Wormholes

You’re standing at The Crucifixion.

Dumbstruck, and open-mouthed, you can’t help but stare at the scene.  Perhaps the most famous in all of history.  It was an expensive package.  But your Time Travel Tour operator said it would be well worth the cash.  Just a few points to remember:  You must do nothing to disrupt history.  (Note to self: Don’t tread on any butterflies this time).  And when the crowd is asked who should be saved, you join in with the call, “Give us Barabbas!”

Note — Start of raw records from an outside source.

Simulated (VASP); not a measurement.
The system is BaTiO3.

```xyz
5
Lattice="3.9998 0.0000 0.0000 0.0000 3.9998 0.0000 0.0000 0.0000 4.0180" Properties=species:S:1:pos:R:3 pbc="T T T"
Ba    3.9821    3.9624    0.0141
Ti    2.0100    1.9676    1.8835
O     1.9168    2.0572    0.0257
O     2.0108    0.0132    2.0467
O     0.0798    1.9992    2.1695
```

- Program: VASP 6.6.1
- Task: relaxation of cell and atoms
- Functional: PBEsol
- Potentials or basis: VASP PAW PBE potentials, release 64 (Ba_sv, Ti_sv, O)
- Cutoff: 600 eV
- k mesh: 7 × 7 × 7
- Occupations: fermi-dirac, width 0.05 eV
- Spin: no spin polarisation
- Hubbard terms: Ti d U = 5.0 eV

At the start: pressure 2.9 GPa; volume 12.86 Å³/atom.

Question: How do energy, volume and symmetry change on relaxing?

Suddenly, you realise something about the crowd.  Not a single soul from 33 AD is present.  The mob condemning Jesus to the cross is made up lock, stock and smoking barrel of tourists from the future.

Far-fetched?  Stephen Hawking thought so.  The story is Let’s go to Golgotha, a 1975 time travel tale by Garry Kilworth.  Hawking suggests that the apparent absence of such tourists from the future is a strong argument against the likelihood of time travel.  We may call it ‘Hawking’s Paradox’.

Of course, this doesn’t mean time travel is physically impossible.  It may merely mean that it is never developed.  And even if it is developed, there may be snags.

Assume we create a wormhole.  A wormhole is a region of warped spacetime.  It is essentially a ‘shortcut’ in space and time through which to travel.  Trouble is, time travellers would not be able to travel back in time to a date before the wormhole was created.  This may explain why we’ve not been overrun by tourists.  We’ve simply not created a wormhole yet.

It was science fiction writer John Campbell who invented such ‘space warps’.  In his 1931 story, Islands of Space, Campbell used the idea as a shortcut from one region of space to another.  In his The Mightiest Machine (1934), Campbell called this same shortcut ‘hyperspace’, another now-familiar coinage.

A year later, Einstein and Nathan Rosen penned a paper that nailed the notion of ‘bridges’ in spacetime. The imaginative American physicist John Wheeler re-dubbed these Einstein-Rosen bridges ‘wormholes’ in 1957.

A wormhole has at least two mouths, connected to a single throat. Such wormholes are valid solutions in relativity theory.  Matter may ‘travel’ from one mouth to the other by passing through the wormhole.  We haven’t observed one yet, but the Universe is still young.  And we haven’t been looking very long.

Of course, the idea of wormholes in the public imagination owes almost everything to fiction. The very premise of television shows such as Stargate SG-1 and Sliders owe their existence to wormholes.  Characters are either zipping from our Milky Way to the Pegasus galaxy, as in Stargate, or they are shifting between parallel universes, as in Sliders.

Indeed, Carl Sagan’s 1985 novel, and ensuing 1997 movie, Contact created a cottage industry among theoretical physicists. Jodie Foster’s character travels 24 light years through an Einstein-Rosen bridge to the star Vega.  Analysis of the story by Kip Thorne, as a favour to Sagan, is cited by Thorne as the initial impetus for his work on wormhole physics.

Unlike a black hole, a one-way journey to oblivion, a wormhole has two mouths.  An exit, and an entrance.  Thorne figured that some form of antigravity might control such wormholes so they can be used as the shortcut through hyperspace envisaged by John Campbell in 1931.

So, we need a dash of exotic matter.  Composed of hypothetical particles, this exotic material of negative mass and antigravity properties, would provide the pressure needed to keep the wormhole throat from imploding.  In this way, Thorne and many other physicists believe that a stable wormhole can be created, and readily turned into a time machine.

“This is a final passenger call for The Crucifixion”.